Scientists May Have Just Solved a Huge Mystery About How Black Holes Form

Impact

Astronomers may have finally figured out how supermassive black holes form: They start growing from a really big "seed."

Supermassive black holes are essentially superdense, bottomless pits from which nothing can escape. They can grow up to billions of times the mass of the sun, and you can find them at the center of large galaxies. Our own Milky Way galaxy has a supermassive black hole named Sagittarius A*. 

Finally, new research has taken us a step closer to figuring out how these monsters arise. 

Astronomers used data from three different telescopes and 3-D modeling to figure out that supermassive black holes in the early universe formed when gas clouds collapsed into black hole seeds.  

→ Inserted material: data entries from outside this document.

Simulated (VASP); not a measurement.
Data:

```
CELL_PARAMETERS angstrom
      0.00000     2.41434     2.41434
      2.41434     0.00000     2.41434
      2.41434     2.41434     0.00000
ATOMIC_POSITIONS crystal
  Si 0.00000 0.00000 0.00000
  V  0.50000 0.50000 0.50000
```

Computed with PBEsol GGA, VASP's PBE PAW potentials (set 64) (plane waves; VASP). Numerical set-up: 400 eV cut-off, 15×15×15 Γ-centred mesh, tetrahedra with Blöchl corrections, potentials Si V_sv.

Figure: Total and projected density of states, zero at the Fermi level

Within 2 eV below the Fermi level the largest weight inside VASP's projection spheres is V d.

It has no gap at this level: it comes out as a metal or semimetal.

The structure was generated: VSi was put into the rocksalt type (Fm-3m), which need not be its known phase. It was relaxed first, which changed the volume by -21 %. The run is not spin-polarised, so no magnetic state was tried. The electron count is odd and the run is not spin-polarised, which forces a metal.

"Our discovery, if confirmed, explains how these monster black holes were born," astronomer Fabio Pacucci, lead author on the study, said in a statement from NASA. "We found evidence that supermassive black hole seeds can form directly from the collapse of a giant gas cloud, skipping any intermediate steps."

Then the seed grows into a full black hole behemoth.

Astronomers figured this out by identifying two giant "black hole seeds" that formed 1 billion years after the Big Bang. 

NASA

Each is about 100,000 times the mass of the sun. They likely formed after a really big gas cloud collapsed.

Previously, many astronomers thought a cataclysmic event like a star collapse would have to trigger a supermassive black hole. Some thought they might arise after a normal black hole sucks in enough extra material. Now it seems the process is much simpler. 

"There is a lot of controversy over which path these black holes take," co-author Andrea Ferrara said in the NASA statement. "Our work suggests we are narrowing in on an answer, where the black holes start big and grow at the normal rate, rather than starting small and growing at a very fast rate.

It makes sense: If you want to grow something huge, you need a huge seed.